MongoDB poor performance few hours after data deletion

221 views

Skip to first unread message

tik...@smartproject.ua

unread,

Mar 26, 2018, 6:01:57 AM3/26/18

to mongodb-user

Hello, sorry for maybe trivial question, but I'm really stuck.

I've got 3 Mongo DB (v 3.4.10) servers (256 Gb RAM, 1 Tb HDD, 12 CPUs each) as a replica setup. Servers are under decent load and HDD is eaten up quite rapidly. I'm considering sharding big collections, but not yet there.

In the meantime, the typical scenario I face:

Morning I see an alert that database HDD is 92% used
Midday I delete bunch of redundant data from big collections (1M - 4M entries) on master. I either update collection like this: "update({}, {'$unset' : {'key_1' : true, 'key_2' : true, 'key_3' : true}}, {"multi" : 1})" or create new collection, insert only needed data there and drop old one.
Evening (about 4-5 hours after deletion, usually peak of the load) Mongo response time increases dramatically from 3-4ms to 500ms. This period lasts for a while, during which my application is almost down. It only restores back to normal performance after I stop my application completely for 10-20 minutes and try to start it back again.

The days I do not delete data - database performs like normal.

I read a bit about oplog and nuances of deleting data on replicated servers. However, in my case the lag between deletion and performance drop is several hours.

Is there any internal Mongo process, which happens hours after massive update/insert? How should I bulk update/insert to avoid this?

Thanks!

Kevin Adistambha

unread,

Apr 4, 2018, 2:42:55 AM4/4/18

to mongodb-user

Evening (about 4-5 hours after deletion, usually peak of the load) Mongo response time increases dramatically from 3-4ms to 500ms. This period lasts for a while, during which my application is almost down. It only restores back to normal performance after I stop my application completely for 10-20 minutes and try to start it back again.

Is the increase in response time uniform, e.g. all queries suddenly start to return in 500 ms instead of 3-4 ms? Do you have any theories of why stopping the application for 10-20 minutes allow it to be performant again?
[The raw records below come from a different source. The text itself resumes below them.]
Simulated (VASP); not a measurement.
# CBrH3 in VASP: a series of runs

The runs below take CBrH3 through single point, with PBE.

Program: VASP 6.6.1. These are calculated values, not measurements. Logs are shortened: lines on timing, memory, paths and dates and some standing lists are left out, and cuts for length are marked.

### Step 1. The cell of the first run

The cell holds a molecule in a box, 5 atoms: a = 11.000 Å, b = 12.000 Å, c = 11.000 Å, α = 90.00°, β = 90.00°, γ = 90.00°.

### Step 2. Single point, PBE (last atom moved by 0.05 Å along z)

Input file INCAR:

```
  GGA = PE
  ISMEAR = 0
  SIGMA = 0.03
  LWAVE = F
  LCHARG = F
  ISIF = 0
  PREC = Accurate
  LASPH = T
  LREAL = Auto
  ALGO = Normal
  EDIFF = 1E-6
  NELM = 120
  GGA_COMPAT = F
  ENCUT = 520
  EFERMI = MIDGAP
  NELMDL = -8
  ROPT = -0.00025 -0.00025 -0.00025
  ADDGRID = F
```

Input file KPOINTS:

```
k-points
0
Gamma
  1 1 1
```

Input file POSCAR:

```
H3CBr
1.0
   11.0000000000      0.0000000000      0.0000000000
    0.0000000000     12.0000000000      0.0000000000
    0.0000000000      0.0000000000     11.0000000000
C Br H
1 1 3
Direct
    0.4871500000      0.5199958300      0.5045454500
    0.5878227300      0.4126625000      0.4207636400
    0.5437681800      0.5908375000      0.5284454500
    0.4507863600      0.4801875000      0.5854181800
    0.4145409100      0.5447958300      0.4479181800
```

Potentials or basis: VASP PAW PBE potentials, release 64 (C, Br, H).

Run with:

As I understand it, you have 3 machines, where each machine is running a single mongod process. Is this correct? Is it three actual hardware, or three virtualized servers running on a single machine? Do you have a dedicated host for running the application, or is the application running on one of the servers?

Do you have an external monitoring tools, or any process that interacts directly with the mongod process?

What do the mongod logs show during these elevated response time? Do you see any errors, warnings, or any queries containing COLLSCAN (which implies that the query is not using indexes, and would put more pressure on the machine during busy hours).

The days I do not delete data - database performs like normal.

I believe you’re deleting data due to a disk alert (>90% used). If you don’t delete the data, wouldn’t you have issues with disk space instead?

Is there any internal Mongo process, which happens hours after massive update/insert?

No there is no scheduled internal process, other than regular checkpoints in WiredTiger that occurs every 60 seconds. This checkpointing is the process used by WiredTiger to persist your data to disk.

I’ve got 3 Mongo DB (v 3.4.10) servers

MongoDB 3.4.10 was released in Oct 2017, and the current release in the 3.4 series is 3.4.14. Have you tried upgrading to 3.4.14 and see the issue persists?